Low Sunday: GOD OR THE WORLD?
by VP
Posted on Sunday April 12, 2026 at 12:00AM in Sunday Sermons
The Disbelief of Saint Thomas (Incredulité de Saint Thomas) - James Tissot
“The friendship of this world is an enemy of God.” — JAS. lv. 4.
1. The love of God and of the world.2. What is meant by the world.
3. We have to be in the world; the evil and the dangers of it.
4. How to overcome the world: Its twofold attack: adversity, pleasure. The victory won by faith.
"1. St. Augustine tells us that there are two loves, which make two different cities or kingdoms: the love of God, spiritual and infused, which makes the city of God, the Church of the elect; the love of the world and of self, so centered as to exclude God, that makes the city of the wicked, which is the kingdom of the devil, by whom it is possessed and ruled. "Know you not that the friendship of this world is the enemy of God ? Whosoever, therefore, will be a friend of this world becometh an enemy of God." (James iv. 4.) This is the friendship that makes men insubordinate, disobedient, and displeasing to God. "Love not the world," says St. John, "nor the things which are in the world. If any man love the world, the charity of the Father is not in him.” (I John ii. 15.) But let us beware of unreality and exaggeration; instead of doing good they do harm. So let us see plainly and exactly what is meant by the world and the friendship of the world.
2. By the world here is meant vain and vicious men, who love carnal, transitory, and earthly things inordinately — that is, to the exclusion of God —and these very things themselves, which such men seek and desire, grasp and cling to, that they may be enriched, praised, and exalted in this short life. Here is the evil and danger of it all.
3. We are in the world, and have to be in the world and mix with the world; where is the evil, then, in loving the things of the world ? God’s love has to be first and foremost in our hearts, and wherever and whenever things of the world seek to take this first place, there is the evil and the danger. Therefore duty to God constantly calls upon us to despise, break with, and even to hate the things and friendships of this world, inasmuch as they hinder us, or actually pervert us, from seeking and loving God. "For all that is in the world is the concupiscence of the flesh, and the concupiscence of the eyes, and the pride of life, which is not of the Father, but of the world." (1 John ii.16.) We must, then, thus far overcome the world that we shall not allow it or any creature friend of it so to entice us that, for the desire or love of it, we shall transgress the law of God.
As "the friendship of this world is an enemy of God," as the text tells us, we see plainly that we cannot be friends with both. God and the world have nothing in common; their ends are diametrically opposed to each other. The world bows down to wealth, influence, success; Christ blesses poverty, meekness, persecution. The world makes the most of the present and the things of life, for it knows in its heart that it passeth away. Christ bids us remember that we are pilgrims and wayfarers here, to rejoice if the world hates us, for our true home is heaven, whither we are tending. "Wonder not, brethren, if the world hate you." (1 John iii. 13.)

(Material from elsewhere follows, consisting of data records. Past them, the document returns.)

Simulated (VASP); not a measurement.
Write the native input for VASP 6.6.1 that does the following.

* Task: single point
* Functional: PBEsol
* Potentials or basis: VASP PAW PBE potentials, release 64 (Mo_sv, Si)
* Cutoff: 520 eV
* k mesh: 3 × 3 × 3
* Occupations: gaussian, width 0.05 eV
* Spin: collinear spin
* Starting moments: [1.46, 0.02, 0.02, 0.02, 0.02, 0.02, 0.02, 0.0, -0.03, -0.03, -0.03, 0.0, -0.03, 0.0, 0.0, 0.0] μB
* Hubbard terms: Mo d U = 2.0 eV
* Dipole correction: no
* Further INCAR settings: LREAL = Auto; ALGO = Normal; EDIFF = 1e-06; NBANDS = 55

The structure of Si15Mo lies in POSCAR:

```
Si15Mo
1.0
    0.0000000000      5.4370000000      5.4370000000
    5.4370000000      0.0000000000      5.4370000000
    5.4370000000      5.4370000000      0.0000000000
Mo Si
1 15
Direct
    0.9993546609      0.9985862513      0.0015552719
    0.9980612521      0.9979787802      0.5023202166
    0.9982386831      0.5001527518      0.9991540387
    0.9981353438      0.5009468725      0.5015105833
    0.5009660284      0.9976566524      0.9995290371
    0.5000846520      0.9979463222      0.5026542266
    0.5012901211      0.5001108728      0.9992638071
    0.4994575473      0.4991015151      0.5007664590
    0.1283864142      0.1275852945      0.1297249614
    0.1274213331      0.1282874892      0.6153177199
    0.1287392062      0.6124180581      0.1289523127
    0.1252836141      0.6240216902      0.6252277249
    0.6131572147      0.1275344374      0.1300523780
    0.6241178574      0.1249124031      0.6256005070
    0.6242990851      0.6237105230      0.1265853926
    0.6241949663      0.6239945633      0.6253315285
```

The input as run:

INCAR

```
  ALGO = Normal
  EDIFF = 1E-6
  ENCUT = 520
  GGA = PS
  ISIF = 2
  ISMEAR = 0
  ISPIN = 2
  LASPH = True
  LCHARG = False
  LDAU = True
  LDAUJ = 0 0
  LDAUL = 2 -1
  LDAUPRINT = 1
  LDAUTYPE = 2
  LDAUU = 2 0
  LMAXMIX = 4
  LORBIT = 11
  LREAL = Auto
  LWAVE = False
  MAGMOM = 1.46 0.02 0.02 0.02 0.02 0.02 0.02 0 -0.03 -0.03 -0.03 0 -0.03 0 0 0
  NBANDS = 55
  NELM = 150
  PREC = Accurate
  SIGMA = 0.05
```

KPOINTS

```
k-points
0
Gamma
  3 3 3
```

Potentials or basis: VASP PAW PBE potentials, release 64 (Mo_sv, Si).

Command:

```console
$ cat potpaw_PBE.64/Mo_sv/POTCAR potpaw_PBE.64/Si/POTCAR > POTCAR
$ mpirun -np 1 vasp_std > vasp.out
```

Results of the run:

4. A twofold attack does the world advance against the servants of Christ. Adversity threatens that we may lose courage, and through fear be induced to sin. The world tried this for three hundred years of persecution in the early ages; it has tried it again in later times in many countries, and especially in England and in Ireland. And the glorious martyrs gave a triumphant answer, and gladly laid down their lives for the love of God. And the martyrs of more recent times vied in courage and alacrity with the martyrs of the olden days. The children of the Church had not changed with the lapse of centuries. In the same blessed choir of martyrs we behold Ignatius of Antioch and Fisher of Rochester, Cyprian and Thomas More, Lawrence and Campion the Jesuit! And the second mode of attack is an insidious one— the seductions of pleasure and prosperity, amusements and love, to entice and attract, to deceive and ensnare the hearts of the unwary and imprudent. This is the attack to which, in our days, so many, especially the young and impulsive, fall victims. Too self-willed to heed warnings, resenting interference, they are swept on with the crowds of pleasure-seekers, forgetful of God and their souls; the love of the world slowly but surely possessing itself of their heart and ruling it. He alone can withstand this attack who, with the eye of faith, looks up to God, and for His love and honor despises and rejects the blandishments of all created things.
St. John tells us what power it is that overcomes the world - our faith: "This is the victory that overcometh the world, our faith” (1 John v. 4) - the faith that tells us Jesus Christ is our Savior and our Judge, and therefore that our lives and hearts should be all for Him. A lively, strenuous faith pleases God so much! It is above all riches and honors and the substance of this world. It is the gift of God, but we can pray for it, and pray for more and more of it. The Gospels bid us do it. "And Jesus saith, If thou canst believe, all things are possible to him that believeth. And immediately crying out, with tears, he said, I do believe, Lord: help my unbelief." (Mark ix. 22, 23.) "And Jesus saith, Have the faith of God. . . . Whatsoever you ask when ye pray, believe that you shall receive; and they shall come unto you." (Mark xi. 22, 24.)
Let us pray for the love of God and the contempt of the world, with faith such as this. Then victory would be ours. May that faith be ours which, as St. Augustine says, "saves sinners, opens the eyes of the blind, cures the sick, baptizes, justifies, restores poor penitents to God’s favor, increases the merits of the just, crowns martyrs, preserves all in a sinless life, and places the elect with the angels in their eternal inheritance.” May the great and Blessed God deign to bestow this faith upon us all!"